DEV Community

Cover image for Build a Data Processor: Your First Real Python Project
Akhilesh
Akhilesh

Posted on

Build a Data Processor: Your First Real Python Project

You have been learning individual tools for fourteen posts.

Variables. Loops. Functions. Classes. Files. Error handling. Modules. All separate. All practiced in isolation.

Now you stop practicing in isolation.

This post is a real project. Not a toy example. A complete data processing program that reads student records from a CSV file, cleans the data, calculates statistics, finds the top performers, flags who failed, and writes a summary report. Every piece of Python you learned gets used here.

This is what it feels like when the tools click together.


What We Are Building

A student grade processor. Here is exactly what it does:

Reads a CSV file with student names and exam scores. Cleans it by removing invalid entries, empty rows, scores that are not numbers. Calculates the class average, highest score, lowest score, and pass rate. Identifies top performers (above 85) and students who failed (below 40). Writes a clean summary report to a text file. Handles any file errors gracefully.

By the end you will have a program you could actually hand to a teacher and they could use it.

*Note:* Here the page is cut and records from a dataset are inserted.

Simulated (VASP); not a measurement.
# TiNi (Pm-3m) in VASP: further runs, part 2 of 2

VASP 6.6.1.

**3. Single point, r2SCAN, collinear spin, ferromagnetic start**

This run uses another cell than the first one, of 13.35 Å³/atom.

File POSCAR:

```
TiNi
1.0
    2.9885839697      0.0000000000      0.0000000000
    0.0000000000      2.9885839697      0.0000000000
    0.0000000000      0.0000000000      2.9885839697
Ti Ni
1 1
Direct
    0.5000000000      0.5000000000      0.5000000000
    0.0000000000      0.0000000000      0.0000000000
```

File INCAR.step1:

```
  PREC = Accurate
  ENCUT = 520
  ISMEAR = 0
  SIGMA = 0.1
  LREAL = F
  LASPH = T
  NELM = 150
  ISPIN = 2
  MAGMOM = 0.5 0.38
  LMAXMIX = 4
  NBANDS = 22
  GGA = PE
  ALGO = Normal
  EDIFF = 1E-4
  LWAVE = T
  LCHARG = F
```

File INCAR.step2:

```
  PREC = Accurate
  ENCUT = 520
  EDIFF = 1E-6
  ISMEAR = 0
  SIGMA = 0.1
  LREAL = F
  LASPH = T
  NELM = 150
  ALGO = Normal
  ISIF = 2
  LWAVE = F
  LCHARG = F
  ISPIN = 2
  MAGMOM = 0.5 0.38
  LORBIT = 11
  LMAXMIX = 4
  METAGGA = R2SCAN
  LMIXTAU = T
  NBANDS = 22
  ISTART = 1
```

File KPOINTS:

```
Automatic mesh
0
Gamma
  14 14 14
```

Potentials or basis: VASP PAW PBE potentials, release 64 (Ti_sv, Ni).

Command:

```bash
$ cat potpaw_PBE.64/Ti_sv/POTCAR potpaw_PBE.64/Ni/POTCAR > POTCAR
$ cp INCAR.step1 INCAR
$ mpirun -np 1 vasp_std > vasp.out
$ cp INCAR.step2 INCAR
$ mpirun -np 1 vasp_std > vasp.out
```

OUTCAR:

Step 1: Create the Data File

First create students.csv in your project folder. Copy this exactly:

name,score
Alex,92
Priya,78
Sam,
Jordan,61
Lisa,45
Ravi,88
null,55
Tom,102
Maya,73
Arjun,34
Zara,91
Ben,abc
Carlos,67
Nina,39
Oscar,85
Enter fullscreen mode Exit fullscreen mode

This data is intentionally messy. Sam has no score. The name "null" is clearly not a real student. Tom's score of 102 is impossible (assume max is 100). Ben's score is "abc" which is not a number. Your program needs to handle all of this without crashing.


Step 2: Build the Loader

Create grade_processor.py.

Start with the function that reads the file.

import csv
import json
from datetime import datetime


def load_students(filename):
    students = []

    try:
        with open(filename, "r") as file:
            reader = csv.DictReader(file)
            for row in reader:
                students.append({
                    "name": row["name"],
                    "score": row["score"]
                })
    except FileNotFoundError:
        print(f"Error: {filename} not found.")
        return []

    print(f"Loaded {len(students)} raw records.")
    return students
Enter fullscreen mode Exit fullscreen mode

csv.DictReader reads each row as a dictionary where column names are the keys. So each row becomes {"name": "Alex", "score": "92"}. Notice scores come in as strings. You will convert them in the next step.


Step 3: Clean the Data

Raw data is never trustworthy. Write a function that rejects bad records and explains why.

def clean_students(students):
    clean = []
    rejected = []

    for student in students:
        name = student["name"].strip()
        score_raw = student["score"].strip()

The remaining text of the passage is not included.